Friday, August 15, 2008

1972 Fuji Finest Project

I've blathered on about my 1972 Fuji Finest several times, so although it is partially dissassembled, it seemed worthwhile to get a few pictures of this up. After it is finished, I'm planning a more in depth article that will include readers bikes and more in-depth discussion of this storied model. But for now, just some bare bones.

1972 was the second year of issue of the Finest, and this one was obtained from the original owner. It had been well used, in that it was far from pristine, but had not been treated roughly nor suffered excessive corrosion.

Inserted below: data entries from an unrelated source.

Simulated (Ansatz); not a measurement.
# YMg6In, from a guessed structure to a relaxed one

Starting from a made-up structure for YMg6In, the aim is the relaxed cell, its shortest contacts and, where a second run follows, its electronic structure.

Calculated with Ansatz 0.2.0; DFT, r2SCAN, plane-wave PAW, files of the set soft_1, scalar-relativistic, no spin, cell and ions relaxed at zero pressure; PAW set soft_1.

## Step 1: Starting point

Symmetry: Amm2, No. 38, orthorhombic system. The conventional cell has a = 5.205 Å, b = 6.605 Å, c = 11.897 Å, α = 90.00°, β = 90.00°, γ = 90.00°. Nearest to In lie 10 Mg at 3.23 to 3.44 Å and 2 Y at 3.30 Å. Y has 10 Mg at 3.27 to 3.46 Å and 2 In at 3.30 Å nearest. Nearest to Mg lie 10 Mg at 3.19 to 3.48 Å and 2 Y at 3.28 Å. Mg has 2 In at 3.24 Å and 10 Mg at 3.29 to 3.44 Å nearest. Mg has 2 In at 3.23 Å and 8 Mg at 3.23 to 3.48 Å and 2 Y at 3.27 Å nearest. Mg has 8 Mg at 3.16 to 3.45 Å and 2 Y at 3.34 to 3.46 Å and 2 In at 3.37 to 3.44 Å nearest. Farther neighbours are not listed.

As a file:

Here is a rather bad picture of what it looked like upon receipt, although the top tube brake cable housing clips had already been removed:


Nice original configuration for the most part, obviously the saddle is a later addition. The plan for this bike is to strip it down to the frame, freshen things up a bit, and rebuild with the original components. Here is what it looks like today, still in the disassembly phase:


Tres 70's, no? One thing the observant reader will notice is that there is no "Finest" decal on the top tube. This was a rather odd point on this bike, as there is no evidence whatsoever that there ever had been a decal (scratches, paint fade lines, etc.). This was of some concern until Scott Ryder, the eminent Fuji scholar, noted that the very early Finests had no model indication as such.

The earlier Finests, for the first 3 or 4 years, also had fully chromed frames. Hence all the chrome panels, stays, forks, and, of course, the sexy lugwork:



Many fully chromed frames from various manufacturers are only polished in the areas intended to be exposed. However, this one appears to be fully polished, as everywhere the paint is chipped, it looks nice and shiny underneath.


So one of these with unsalvageable paint is a reasonable candidate for stripping the paint and building up as a fully chromed bike. The paint on this one has lots of "patina", but is nice enough that not keeping it would be sort of a crime. It has yellowed quite a bit, as one can tell from where the downtube shifter clamp was located:


The Finest was intended to compete against the high end European bikes, so frame material reflects this:


Just in case anyone still isn't getting the message, Fuji helpfully points out:


These "Racing" decals, also located on the top tube and forks, are highly reflective. The above picture also displays the worst corrosion on this bike, which for the most part is pretty minor.

At this point, as I'm going on and on about the originality of this bike, the observant reader is waving his hand, ready to explode with, "What's up with those wheels?". Yes, they include a set of high flange hubs:


And not just any old high flangers, but (p.s., note the nice dropouts with adjuster screws):


Paired with these rims:


Yes, Campagnolo Record high flange hubs with flat QR levers on Mavic clincher rims constitute the wheelset. As we all know, this bike was spec'ed with Sansin hubs on Ukai tubulars. However, the original owner at the time of purchase didn't want tubulars, never took possession of them, and bought the bike with this wheelset made specifically for him. So it would seem, in this man's Fuji, Campy Record high flange paired with Mavics are original. Tell it to the Marines, I guess.

There is going to be a lot more on Finests around here, so stay tuned. For now, a last parting shot of the Grand Dame of the Fuji Otaku fleet.

1 comment:

Don said...

I have a 1971 fuji finest, all original except for the saddle. You are looking for sansin '8 trapezoid' hubs and ukai tubulars (maybe the plastic-filled ones) to complete your bike.

some other oddities about my bike : suntour-7 rear steel mech, spirt steel front mech but it's not a 1980 spirt, there are small differences.

mks unique chromed pedals with serrated rat-trap tops, like campagnolo con denti road pedals.

the downtube ratcheting suntour shifters have silver barrels on my bike, not black barrels like most ratcheting shifters.

the dia compe brakes just say DIA COMPE in especially big letters compared to later instantiations of dia compe centerpulls.

The sugino mighty crank has the weirdest thing, the inner 42T chainring says sugino and is a solid ring of aluminum, like today's ZEN rings. No holes. I know you're not happy to hear about this !!

During chroming all tubes tend to look good, because they are manufactured pretty smooth and the nickel fills small scratches, but if you scratch paint from your lugs or BB you'd see that they were NOT polished. so your frame actually is NOT polished, the paint happened to fall off of a place that would not need much polishing.

I am told that my 1971 bike originally came with a black plastic fujita saddle. I have purchased a blue person's majestic brooks-pro clone saddle (www.permaco.com), rather than fujita plastic or fujita brooks-pro-clone saddle, just because my bike is all-blue.